I see your problem with the hat badge. We need a high resolution picture for this one. We can work on this problem.
Dwight,
It is best you deal with the radio intercepts. If I got them, I would only pass them on to you anyhow because I can’t read German. I will take care of emailing the British National Archive next week and ask them about G.13’s log for the time in question. That should be in English I hope. If I understand it correctly there are three archives that make up the National Archive. The main one is in Kew and the other two are not in London. Forgive me, I am sure you know this but some of the other readers may not.
Ade,
You’re supposed to be cutting my grass with your new mower, not digging through archives. However,…..
Jensen,
Thank you for the pictures! There great! It seems like every time I think, “that’s got to be it” some pulls more out of a hat. I hope this trend it last for a long time.

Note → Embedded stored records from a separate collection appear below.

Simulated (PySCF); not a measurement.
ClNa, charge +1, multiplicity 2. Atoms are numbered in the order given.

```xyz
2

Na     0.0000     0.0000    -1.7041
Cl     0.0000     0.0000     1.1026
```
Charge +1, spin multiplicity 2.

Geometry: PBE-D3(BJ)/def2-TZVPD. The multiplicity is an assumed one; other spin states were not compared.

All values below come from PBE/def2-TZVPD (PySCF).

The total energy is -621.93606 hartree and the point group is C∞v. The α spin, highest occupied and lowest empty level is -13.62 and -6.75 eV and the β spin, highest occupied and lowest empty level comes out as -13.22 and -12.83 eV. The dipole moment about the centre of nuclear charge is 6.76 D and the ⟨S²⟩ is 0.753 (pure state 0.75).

Happy Easter everyone, I will catch up with you next week.
Steve
Jensen: Thanks for posting those interesting photos. Do you have any information about what is happening in the Oldenburg photo? She became U-151, survived the war, and was turned over to the French who used her for a target off Cherbourg on 7 June 1921. Dwight
I offer you this piece of information without vouching for it's accuracy, which I will explain. Here it is. It is increasingly starting to appear that the U-Bremen was lost somewhere in the waters around the Orkney Islands. The latest suggestive source is Erich Gröner (1901-1965). Gröner used his own in-house "code" to create abbreviations for certain types of information he provided in Die deutschen Kriegsschiffe, 1815-1945. He wrote this regarding the U-Bremen: "( . . 16) als Handels-Uboot. Ende 1916 i. D.; auf erster Fahrt Anfang 1917 verschollen in den Gewässern der Orkney-Inseln" That translates to [(. . 16) = sometime in 1916]; [i.D.; = put into service]; [auf erster Fahrt Anfang 1917 verschollen in den Gewässern der Orkney-Inseln = On first trip at the beginning of 1917 went missing and presumed lost in the waters around the Orkney Islands].
Gröner is normally an unquestionable source, but he was human, and all humans make mistakes. But why did he make this mistake? He was a guy who had unfettered access to every scrap of paper that had anything to do with the German Navy from 1815 to 1945, yet he apparently didn't know when the U-Bremen went into service, nor did he (apparently) know that her maiden voyage started on 26 August 1916, not "at the start of 1917." Similar to "where there's smoke there's fire," I believe that if a statement includes an obvious error, it's possible that the entire statement is in error. That is especially true of unattributed statements, even from otherwise reliable sources such as Gröner. Never-the-less, Two sources have said that the boat was in the waters off the Orkney Islands, one (Gröner) stating that it vanished in that area and the other (Schwerdtfeger and Herlyn) stating that the boat's last transmission was from that area. I don't doubt either source because given the nature of the information we have, those claims are reasonable and might even be probable. But they aren't certain. Of the suggested possible causes for her loss, the only two that I think are plausible and probable are that she suffered a diving accident or hit a floating mine. Dwight
Hi Dwight
I was told that she had a collision with the british destroyer "Parthian" 12.10.1917. But I don't have any sources for this information. Maybe it is mentioned in the KTB.
Regards
Jensen
Last edited by Jensen; 04-08-2012 at 05:46 PM. Reason: new information
Jensen: I have never heard that one with regard to the U-Bremen's disappearance. But I have this extraordinary photograph taken just a week ago in Honolulu Harbor. Clearly, the U-Bremen was discovered adrift in the Pacific nearly 100 years after she vanished. As you can see, she is badly bleached from sun and salt. The talk is that she will be turned into a cruise ship. This might support Steve's theory that she was hi-jacked and her cargo sold, after which she was cast adrift. Dwight
I was thinking the same thing. The U-DEUTSCHLAND experienced a malfunction of one or both of her manometers during a test dive in Chesapeake Bay, something about mud clogging a tube or such. Might such have also plagued the U-BREMEN? And then there is also the possibility of sea water entering and mixing with battery to form gases while she was submerged during a malfunction.